A running time of N doesn't seem bad (seems polynomial). However, if you look at the problem as one that takes N as input in binary form, and N is represented by X binary digits, then the running time bound of the algorithm is really sqrt(2^X) = 2^(X/2), or exponential in the input size . This is a *very* slow algorithm--when you increase the input size by 2, the running time doubles. There are algorithms available today that make slight improvements on the running time, but there are no known algorithms that don't have exponential time bounds. Modern cryptosystems rely on the fact that exponential algorithms take (almost literally) forever to run. For instance, if you're using a 128-bit encryption scheme (N is less than 2^128), even if your computer system could check one possible factor every clock cycle (at 500 MHz), it would take your computer 1,169,884,835 years to run the algorithm. That's a very long time indeed.

Notice that, though it may take a long time, it *is* possible to find the two factors. The other thing to notice is that when you've found the private key, you're sure of it.

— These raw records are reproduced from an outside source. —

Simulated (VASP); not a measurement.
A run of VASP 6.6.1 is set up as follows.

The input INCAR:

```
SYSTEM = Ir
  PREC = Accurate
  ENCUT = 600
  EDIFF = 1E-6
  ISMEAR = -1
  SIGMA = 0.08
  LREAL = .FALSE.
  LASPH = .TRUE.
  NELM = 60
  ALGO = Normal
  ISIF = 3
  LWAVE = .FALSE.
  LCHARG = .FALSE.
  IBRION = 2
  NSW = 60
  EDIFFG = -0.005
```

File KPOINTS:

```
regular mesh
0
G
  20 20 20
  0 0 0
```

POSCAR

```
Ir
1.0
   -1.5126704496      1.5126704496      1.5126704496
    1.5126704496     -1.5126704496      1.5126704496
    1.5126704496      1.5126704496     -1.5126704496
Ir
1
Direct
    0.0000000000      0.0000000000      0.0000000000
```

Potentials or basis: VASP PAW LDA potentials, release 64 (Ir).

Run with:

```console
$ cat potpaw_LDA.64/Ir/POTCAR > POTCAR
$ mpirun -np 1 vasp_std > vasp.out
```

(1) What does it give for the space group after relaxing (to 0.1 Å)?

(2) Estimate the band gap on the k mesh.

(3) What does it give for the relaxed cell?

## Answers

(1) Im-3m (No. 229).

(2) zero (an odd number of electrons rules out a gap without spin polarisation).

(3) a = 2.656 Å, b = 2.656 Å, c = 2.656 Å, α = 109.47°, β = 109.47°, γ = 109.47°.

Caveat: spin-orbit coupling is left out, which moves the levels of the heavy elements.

Though all known algorithms for cracking RSA and other prime number systems are slow, no one has proved that no polynomial time algorithm exists. For instance, if an X^2 algorithm were discovered (vs. a 2^X algorithm), you could solve the above 128-bit factorization problem on the above computer in less than a second. In computer science lingo, problems that are provably hard are called NP-complete. The answers to these problems can be verified in polynomial time, but the answers can only be found deterministically in exponential time. (Well, in theory, no deterministic algorithms exist to solve NP-complete problems in polynomial time, but no one has proved it yet.) Many known problems are NP-complete. As of right now, no one has even been able to prove that prime number factorization is NP-complete. This means that someone could discover a polynomial time algorithm for this problem at any time. Not that someone ever will, but they could. If they did, RSA's security would fall apart instantaneously.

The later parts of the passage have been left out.